Newly released investigation finds all eleven of the largest firms received grades of “C” or lower, with seven earning failing grades.
On November 13, 2023, the Private Equity Stakeholder Project released a first-of-its-kind Private Equity Labor Scorecard, detailing findings that all eleven of the largest private equity firms in the nation received grades of “C” or lower, with seven earning failing grades when it came to labor practices. The Private Equity Labor Scorecard is also endorsed by these organizations: United Electrical, Radio and Machine Workers of America, Interfaith Center on Corporate Responsibility, and United for Respect.
Private equity-owned companies employ over 12 million workers in the US, a substantial and expanding segment of the workforce. Using publicly available data, the new scorecard assesses the labor practices in the industry and the implications for workers and investors. The PESP tool also delves into the labor practices and policies of the largest private equity firms operating within the United States, shedding light on the substantial impact these firms wield over the American workforce.

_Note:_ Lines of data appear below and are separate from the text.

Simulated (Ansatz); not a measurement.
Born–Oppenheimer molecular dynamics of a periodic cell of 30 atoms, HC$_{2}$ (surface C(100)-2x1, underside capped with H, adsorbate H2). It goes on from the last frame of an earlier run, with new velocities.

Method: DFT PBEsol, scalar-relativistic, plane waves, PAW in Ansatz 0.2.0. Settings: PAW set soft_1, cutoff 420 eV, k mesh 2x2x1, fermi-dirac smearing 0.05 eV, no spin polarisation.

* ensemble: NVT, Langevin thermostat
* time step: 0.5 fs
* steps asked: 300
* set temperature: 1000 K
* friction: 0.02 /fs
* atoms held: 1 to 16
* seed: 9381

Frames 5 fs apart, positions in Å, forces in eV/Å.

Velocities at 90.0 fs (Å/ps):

The scorecard found a consistent pattern of hazardous and damaging labor practices within the industry. The report also finds that the practices of the firms adversely affect employees and their livelihoods, including dangerous working conditions, layoffs, and more.
You can see the full scorecard here: pestakeholder.org/pe-labor-scorecard.
This report highlights the need for pension funds and other investors to assess the risks of investing in private equity firms with problematic labor practices, and calls for reforms within the industry to safeguard both employees and the long-term sustainability of investments.
“We created this scorecard to shine a light on a part of this industry that doesn’t get enough attention,” said Valentina Dabos, PESP labor researcher and scorecard author. “The private equity industry can and should do far more to address labor rights issues, promote transparency and ethical practices, and take responsibility for the welfare of the employees at their portfolio companies. That should be the main takeaway of this scorecard.”
“The best research shows that workers suffer lower wages, benefits, and job loss when their companies are taken over by private equity,” said Rosemary Batt, Alice H. Cook Professor of Women and Work, ILR School, Cornell University. “Private equity firms have the power and resources to invest in companies and create decent jobs rather than passing the risks to workers and other stakeholders. They must be held accountable as employers.”